The basic concept is simple enough, but implementing such a collection of ideas is complex. "One of the biggest things we care about is the accuracy and the relevance of information," Bhatti says. "We make a very hard effort to see that every source that we crawl on the web has an authority ranking. For example, if 'president of the United States" is coming up on a particular person, and we got that information from www.whitehouse.gov, we'll give that a lot more credibility than we will if that name came up from FaceBook."
Similarly, Spock's developers hope to ensure that, as on Google, the results that are most likely to be relevant are near the top of the results.
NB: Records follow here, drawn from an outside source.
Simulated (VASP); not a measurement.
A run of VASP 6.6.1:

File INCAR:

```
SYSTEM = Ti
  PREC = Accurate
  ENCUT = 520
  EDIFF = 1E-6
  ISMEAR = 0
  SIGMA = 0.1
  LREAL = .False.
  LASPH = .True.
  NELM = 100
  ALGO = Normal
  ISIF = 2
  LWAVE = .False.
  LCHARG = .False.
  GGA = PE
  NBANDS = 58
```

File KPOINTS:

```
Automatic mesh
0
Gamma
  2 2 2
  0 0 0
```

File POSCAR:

Another major concern is what Spock calls "entity resolution" -- distinguishing one person with the same name from another. This problem is so large that, as part of the pre-launch publicity, Spock is hoping to enlist non-employees in the search for ways and means by sponsoring a contest for the best solution to this problem, with results to be judged by Stanford computer science professors and a first prize of $50,000.
Yet another problem is ensuring that assigning tags doesn't get out of hand. Only registered users are allowed to add tags or vote on them, and who supported each tag will be clearly visible to all users. Then, over time, users' votes will become weighted depending on their behavior. "You can almost think of it like Wikipedia," Bhatti says, "where no one can edit George Bush's profile unless they've been registered on Wikipedia for six months and they're doing good work. The same thing on Spock: certain users will have more power based on the authority they've shown on Spock in terms of tagging, voting, and adding other people."
As on Flickr, such trusted users will be able to earn extra privileges, such as the use of a power interface from which they can add bulk tags or edit information. According to Bhatti, Spock is also considering two or three tiers of privileges. "If people are doing really good work, we want to reward that," Bhatti says.
Conversely, if a user starts adding malicious or slanderous tags, or becomes the object of other's people's complaints, their privileges could be decreased or removed after a review by the company. In extreme cases, the user's privileges could be removed altogether. Should an admonished user's behavior improve, then they might have their privileges reinstated.
What Bhatti calls "personal identifiers" -- email and street addresses of famous people, birth dates, social insurance numbers and similar information -- will not be used on Spock. "We've made a conscious decision that, even if we find such data, we will never display it on Spock," Bhatti says. "We will always hide it. Because we don't think that's the most relevant thing." Bhatti also promises that Spock's bots will not search password protected sites, or sites whose robot.txt files request otherwise.
Spock vs. Google, Et Al.
As a third generation search engine, Spock faces a crowd of competitors. However, Bhatti insists that Spock's research and chosen specialization will be enough to differentiate it from the pack.
For instance, he characterizes fellow newcomer Wink as trying to compete in the same space, but as "more of a social network. By contrast, Spock's strategy is "pure search" and based on the development of intellectual property. "We're making a really determined effort to go at this from a hard science perspective," Bhatti says.